Can cryptocurrencies help end corruption?
One of the biggest problems in publicly funded, and particularly in foreign-aid related programs is corruption. Money often disappears without a trace, and isn’t used for its intended purpose. But there’s no easy answer about how to eliminate corruption.
Technology, specifically blockchain, have inherent characteristics that can help eliminate corruption. For example, if a government decides to build a bridge, it can now track how each dollar is being spent, identify all the users of the funds, and ensure that only those authorized to spend money do so. The expenses can be checked against the original plan, and compared against a predetermined schedule.
Fraud and corruption investigations can take years, but could be performed at the touch of a button and at a fraction of the cost. This type of tracking would also be important oversight for bribes in the public sector, which amount to between $1.5 trillion and $2 trillion annually, roughly 2 percent of global GDP. The money would be used for the actual development programs, increasing the effectiveness and making things better for people around the world. The benefits are huge for adopting cryptocurrency and using blockchain technology.
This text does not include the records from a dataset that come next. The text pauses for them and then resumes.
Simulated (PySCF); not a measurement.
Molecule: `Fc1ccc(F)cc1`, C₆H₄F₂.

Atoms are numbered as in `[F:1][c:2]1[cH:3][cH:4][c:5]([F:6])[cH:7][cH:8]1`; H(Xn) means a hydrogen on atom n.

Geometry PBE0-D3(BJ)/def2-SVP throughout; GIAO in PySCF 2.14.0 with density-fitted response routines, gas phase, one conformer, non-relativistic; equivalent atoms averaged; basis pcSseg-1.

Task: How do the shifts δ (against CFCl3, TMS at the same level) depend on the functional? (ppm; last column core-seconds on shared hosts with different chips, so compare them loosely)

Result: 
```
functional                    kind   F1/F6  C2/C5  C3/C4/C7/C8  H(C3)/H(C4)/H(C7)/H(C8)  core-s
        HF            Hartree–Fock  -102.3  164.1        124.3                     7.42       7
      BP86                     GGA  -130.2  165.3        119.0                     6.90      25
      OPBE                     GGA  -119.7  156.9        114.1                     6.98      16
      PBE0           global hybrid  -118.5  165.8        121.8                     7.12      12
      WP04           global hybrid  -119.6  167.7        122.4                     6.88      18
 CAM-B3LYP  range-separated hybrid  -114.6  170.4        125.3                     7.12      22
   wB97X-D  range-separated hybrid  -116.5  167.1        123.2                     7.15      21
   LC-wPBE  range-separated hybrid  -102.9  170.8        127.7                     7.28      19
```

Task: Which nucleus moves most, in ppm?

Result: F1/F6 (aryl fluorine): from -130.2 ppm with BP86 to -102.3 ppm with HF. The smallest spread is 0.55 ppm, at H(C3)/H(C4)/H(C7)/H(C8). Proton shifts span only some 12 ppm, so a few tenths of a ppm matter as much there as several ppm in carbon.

Instant, traceable transactions
Another benefit is that the use of cryptocurrency also allows for instantaneous transactions and borderless transfer-of-ownership, reducing transaction time and cost.
Governments could create their own cryptocurrencies to distribute funds, and the value of the cryptocurrency could either be determined by the market or preferably be pegged to a physical currency to reduce volatility.
The underlying technology of cryptocurrency is the key to how to eliminate corruption. The blockchain is a constantly growing list of transactions (blocks) that are made using the cryptocurrency and recorded chronologically. The transactions are recorded by all of the users on the network according to a set of rules. Once the transaction data in a block is recorded, it cannot be altered, because that would require altering all the subsequent blocks.
Data encryption and verification
Because the data is stored on the same blockchain’s users’ computers, there is little risk of data loss. Encryption further protects the data from corruption. Because the blockchain is a public ledger of all cryptocurrency transactions, it’s visible to all and easily searchable to verify usage of funds.
Since users cannot be anonymous, and each transaction can be traced, it makes corruption more difficult. In addition to the oversight that the nature of blockchain provides, more information can be stored in the blocks. They could easily contain additional data to help with both fraud and corruption prevention and to identify the use of the funds for the end user.
For example, the block can store the nature of the expense and the project and activity linked to the funds. Further, the verification of a block can include checking that the extra data satisfies a smart contract. A smart contract contains logical clauses programmed in the code that triggers actions including the release of funds at certain times as milestones are met. These logical cases can prevent funds from being used unless progress is being made on the project they are intended for.
Cryptocurrency and blockchain to battle corruption
For generations, people and governments have debated how to eradicate corruption.
Cryptocurrency and blockchain have real potential to help end fraud and corruption, reduce the costs of enforcement, supervise implementation, monitor the effectiveness of spending, thereby increasing development impact. If cryptocurrency helps end this type of corruption, it will not only prove its effectiveness but also contribute to making the world a better place.